No one knows how long the bull market will last, least of all me, but all good things come to an end. Ask the dinosaurs. One geological moment they’re standing in some fern glade in the redwoods, bellowing brainlessly, masters of the earth. We were there: the mammals, or proto-mammals, small rat- and weasel-like creatures with sharp teeth and shining eyes. And when the dinosaurs died—when their life cycle went bust—we moved out of the shadows and took over the earth. We are the most fearsome predator the earth has ever spawned, and those creatures that know us, fear us.
Walking through the ruins of Castle, I had a sense of man as the dinosaur of this particular geological moment. There were shining eyes, watching from the shadows of ramshackle buildings. The others were there. I could hear them scurrying about when I looked through empty windows at rooms in which soiled doves once plied their trade.
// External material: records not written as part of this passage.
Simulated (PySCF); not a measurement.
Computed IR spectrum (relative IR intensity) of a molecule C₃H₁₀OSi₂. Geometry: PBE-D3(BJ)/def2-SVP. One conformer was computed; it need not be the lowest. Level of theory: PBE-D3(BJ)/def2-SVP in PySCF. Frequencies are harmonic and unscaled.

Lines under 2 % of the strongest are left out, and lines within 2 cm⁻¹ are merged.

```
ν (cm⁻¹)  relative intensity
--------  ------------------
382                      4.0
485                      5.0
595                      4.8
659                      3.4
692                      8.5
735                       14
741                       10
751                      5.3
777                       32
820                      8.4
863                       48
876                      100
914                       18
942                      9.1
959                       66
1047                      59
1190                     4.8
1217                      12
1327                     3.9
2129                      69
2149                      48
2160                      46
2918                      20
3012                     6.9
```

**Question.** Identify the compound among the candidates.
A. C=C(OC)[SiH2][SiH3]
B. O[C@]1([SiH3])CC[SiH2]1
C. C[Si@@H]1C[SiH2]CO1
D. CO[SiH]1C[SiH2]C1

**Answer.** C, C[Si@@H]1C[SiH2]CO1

There are other eyes in the woodlands, under the aspens, and these eyes are watching the big trophy homes that have begun to dominate the western landscape. There will be a bust to the boom, sooner or later, because that has always been the way. The big homes, too expensive for local folks, will fall into disrepair. The paint will peel from the walls, and the bare boards will bleach out, like bones under a desert sun. And then the watchers in the wood will move into the tumbledown buildings. The castles built by the wealth effect will lie broken and still under a merciless blue sky. And in the shadows under the shattered windows, the new inhabitants will scurry this way and that, their eyes shining, masters of all they survey.